MIT Will Sell Topsfield EstateBy Matthew Palmer
ASSOCIATE NEWS EDITOR
MIT has placed a mansion and over 150 acres of land in northern Massachusetts up for sale, with an asking price of $6.5 million.
The balance of the 571 acre Coolidge Estate, which contains homes, farm buildings, and part of a river, will be placed on the market after the main estate is sold.
The land, located in Topsfield, Massachusetts, was donated by former MIT Corporation member William A. Coolidge.
“I think the intent [was that the land] was always to be sold,” said MIT spokesman Robert J. Sales. Due to its remote location, the estate probably “wouldn’t make a good meeting place or be used for anything academic,” he said.
If sold, the proceeds would be placed in the general endowment, according to MIT Treasurer Allan Bufferd. The endowment is used for a variety of general purposes around the Institute.
The 24-room Georgian mansion was built out of brick in 1921. It features 14 bedrooms, six fireplaces, and expansive gardens. Two small cottages also sit on the land.
Land protected as open space
Before placing the estate up for sale, MIT arranged to have it kept as open land. The Essex County Greenbelt Association, a private nonprofit land trust, agreed to protect all 571 acres from future building developments.

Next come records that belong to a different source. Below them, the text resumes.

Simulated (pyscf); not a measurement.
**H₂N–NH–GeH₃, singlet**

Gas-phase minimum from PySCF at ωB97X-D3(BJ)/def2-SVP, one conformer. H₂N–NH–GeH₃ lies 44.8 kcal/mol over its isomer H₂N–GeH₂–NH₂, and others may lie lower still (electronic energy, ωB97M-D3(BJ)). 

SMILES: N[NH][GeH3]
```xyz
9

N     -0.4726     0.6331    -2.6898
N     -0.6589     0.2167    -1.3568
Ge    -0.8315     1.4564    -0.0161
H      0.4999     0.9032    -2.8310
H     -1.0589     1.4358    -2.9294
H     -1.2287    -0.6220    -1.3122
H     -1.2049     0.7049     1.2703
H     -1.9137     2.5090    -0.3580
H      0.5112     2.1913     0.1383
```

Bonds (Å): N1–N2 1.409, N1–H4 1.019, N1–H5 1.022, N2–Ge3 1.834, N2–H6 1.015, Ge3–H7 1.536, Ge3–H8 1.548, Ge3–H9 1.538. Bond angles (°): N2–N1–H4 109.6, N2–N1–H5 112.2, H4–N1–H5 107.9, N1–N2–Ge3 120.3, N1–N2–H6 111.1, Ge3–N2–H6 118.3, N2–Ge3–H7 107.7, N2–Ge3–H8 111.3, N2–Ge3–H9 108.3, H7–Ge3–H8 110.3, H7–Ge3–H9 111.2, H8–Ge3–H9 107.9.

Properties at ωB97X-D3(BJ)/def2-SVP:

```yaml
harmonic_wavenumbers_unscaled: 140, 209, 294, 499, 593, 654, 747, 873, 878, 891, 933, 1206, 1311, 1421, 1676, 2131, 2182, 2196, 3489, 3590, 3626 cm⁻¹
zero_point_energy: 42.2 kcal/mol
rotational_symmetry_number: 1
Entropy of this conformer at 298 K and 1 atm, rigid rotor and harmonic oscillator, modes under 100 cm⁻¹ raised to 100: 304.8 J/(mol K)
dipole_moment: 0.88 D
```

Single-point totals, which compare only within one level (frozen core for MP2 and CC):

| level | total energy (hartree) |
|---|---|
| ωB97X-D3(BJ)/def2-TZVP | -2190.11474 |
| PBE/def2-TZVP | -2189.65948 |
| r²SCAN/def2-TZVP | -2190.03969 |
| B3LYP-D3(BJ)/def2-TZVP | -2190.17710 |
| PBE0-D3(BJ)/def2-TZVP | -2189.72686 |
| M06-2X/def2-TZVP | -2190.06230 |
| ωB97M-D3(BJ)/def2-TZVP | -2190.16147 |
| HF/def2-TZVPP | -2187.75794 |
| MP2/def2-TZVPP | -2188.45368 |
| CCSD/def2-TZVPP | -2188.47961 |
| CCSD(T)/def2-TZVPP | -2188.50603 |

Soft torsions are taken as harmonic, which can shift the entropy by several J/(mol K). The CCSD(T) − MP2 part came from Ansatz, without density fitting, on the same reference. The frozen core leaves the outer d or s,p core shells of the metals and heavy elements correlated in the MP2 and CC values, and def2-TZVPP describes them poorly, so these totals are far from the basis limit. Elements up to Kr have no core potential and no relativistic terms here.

The Association seeks to set up and conserve “greenbelts,” pieces of land with rivers, trails, and other natural landscapes, according to their website. The Coolidge Estate contains over a mile of land bordering the Ipswich River.
Changes to existing structures could be made with the Greenbelt Association’s consent, according to an MIT press release.
Donated by former MIT staffer
The estate was donated to MIT following Coolidge’s death in 1992. It is not being sold until now because some conditions of the property had to be resolved, and the Institute wanted to protect the land, said Bufferd. “It takes a while for all those things to be straightened out.”
A graduate of Harvard Law School, Coolidge served the MIT Corporation beginning in 1948, was elected a Life Member in 1953, and a Life Member Emeritus in 1976.
He served as a lawyer and founded New Enterprises, Inc., which invested in small business ventures. He later created the National Research Corporation, which he chaired for over 20 years.